The unprecedented intervention was a response to alarming rates of child sexual abuse but many indigenous elders said the policy was racist and complained about a lack of consultation.

Emergency intervention

There is now a call for the Australian government to take similar steps in larger towns, including the central desert community of Alice Springs.

Its impoverished Aboriginal settlements are blighted by alcohol abuse and violence.

"The intervention that the Howard government launched and the current government has continued has been substantially successful in reducing social dysfunction in remote communities but a lot of people who, let's face it, want to drink and get up to the usual mischief, they've gone to towns like Alice and that is dramatically worsened social dysfunction there," said the opposition leader Mr Abbott.

"When you've got a serious social crisis, you've got to take serious measures to address it," he said.

The government says more police officers have been deployed in Alice Springs, while new programmes aimed at tackling alcohol abuse are being introduced.

But some community leaders, including Steve Brown from the group Action for Alice, believe that sweeping emergency measures are required.

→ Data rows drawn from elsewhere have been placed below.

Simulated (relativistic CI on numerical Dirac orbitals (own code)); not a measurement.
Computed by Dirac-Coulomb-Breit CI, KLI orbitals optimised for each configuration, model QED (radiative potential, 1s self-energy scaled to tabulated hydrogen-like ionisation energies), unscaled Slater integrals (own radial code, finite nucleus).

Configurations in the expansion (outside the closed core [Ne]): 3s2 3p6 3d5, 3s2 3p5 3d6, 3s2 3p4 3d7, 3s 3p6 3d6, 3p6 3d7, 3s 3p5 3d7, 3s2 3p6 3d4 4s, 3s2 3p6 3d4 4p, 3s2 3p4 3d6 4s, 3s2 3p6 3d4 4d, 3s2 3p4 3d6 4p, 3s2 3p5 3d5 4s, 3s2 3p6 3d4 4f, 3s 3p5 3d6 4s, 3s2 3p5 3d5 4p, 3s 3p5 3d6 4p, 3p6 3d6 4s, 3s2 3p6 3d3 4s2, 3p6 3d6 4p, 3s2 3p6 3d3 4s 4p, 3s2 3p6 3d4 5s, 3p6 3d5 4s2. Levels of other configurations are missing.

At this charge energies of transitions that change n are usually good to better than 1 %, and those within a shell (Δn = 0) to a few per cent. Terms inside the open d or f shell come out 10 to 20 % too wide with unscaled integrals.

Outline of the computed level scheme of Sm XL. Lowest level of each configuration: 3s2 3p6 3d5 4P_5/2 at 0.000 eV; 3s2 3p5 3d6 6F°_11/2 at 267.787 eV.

"You cannot have a town that has children unfed, unwanted wandering its streets with nobody prepared to do anything about it and any decent person would have to think that when you've reached such a state, for a modern Australia, yeah, we're a disaster zone," said Mr Brown.

Australia's original inhabitants have a mesmeric culture and a history stretching back up to 60,000 years.

But in the 21st Century they remain cast adrift, often destitute and forgotten, in one of the world's wealthiest nations.